The EU’s experience from the 1950s to the 2010s reveals how regional integration can help promote peace and prosperity, in spite of domestic disagreement and periodic problems of disintegration (Berend, 2016). The cultural politics of integration often pose considerable challenges to regional integration projects. The troubled Thai-Cambodian relations, which originated from the politics and practices of memory, popular culture, and a lack of expertise at the national level have also impacted the cultural politics of the ASEAN Community.
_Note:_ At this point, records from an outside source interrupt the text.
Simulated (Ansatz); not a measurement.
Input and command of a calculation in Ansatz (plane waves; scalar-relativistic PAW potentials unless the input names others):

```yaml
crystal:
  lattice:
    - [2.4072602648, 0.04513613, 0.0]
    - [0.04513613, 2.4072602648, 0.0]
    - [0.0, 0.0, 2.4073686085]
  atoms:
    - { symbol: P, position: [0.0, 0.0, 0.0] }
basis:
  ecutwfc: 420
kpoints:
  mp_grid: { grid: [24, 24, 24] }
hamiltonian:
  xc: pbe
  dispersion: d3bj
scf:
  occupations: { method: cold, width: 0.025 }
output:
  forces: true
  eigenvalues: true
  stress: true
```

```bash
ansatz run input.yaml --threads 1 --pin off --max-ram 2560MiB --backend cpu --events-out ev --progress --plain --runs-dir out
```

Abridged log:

In retrospect, both Cambodia’s initiative to have Preah Vihear listed as world heritage and the Thai government’s support in 2008 appear as responses to the development of ASEAN. In 2003, the ASEAN Summit in Bali set the goal of achieving the ASEAN Economic Community by 2020. At the time, however, ASEAN did not yet have a legal system that could be enforced against the member states. Only in 2008, a binding legal agreement came into force with the new ASEAN Charter. As a result of the push for further regional integration, the governments of the member states are now bound to take action for developing AEC as planned. One aspect of AEC is realizing fast-track economic integration in eleven priority sectors. Thailand has committed to tourism and air travel as its priority sectors. The Samak government’s support for Cambodia at the World Heritage Committee in 2008 can, therefore, be seen as one of Thailand’s first steps in fulfilling its obligations. The government at that time still observed Thaksin Shinawatra’s approach towards regional development. Thaksin, who was ousted by the military coup of 2006, had planned to expand Thailand’s export market and investment in neighboring countries and to develop the country’s tourism and air travel business through cooperation with Thailand’s neighbors. The Samak government, which supported by groups allied to Thaksin, intended to work with Cambodia in developing the areas surrounding Preah Vihear with Cambodia. However, the revival of the ‘Pra Viharn’ myth in the wake of the 2006 coup blocked this cooperative approach and thus posed a threat to the development of the ASEAN Community.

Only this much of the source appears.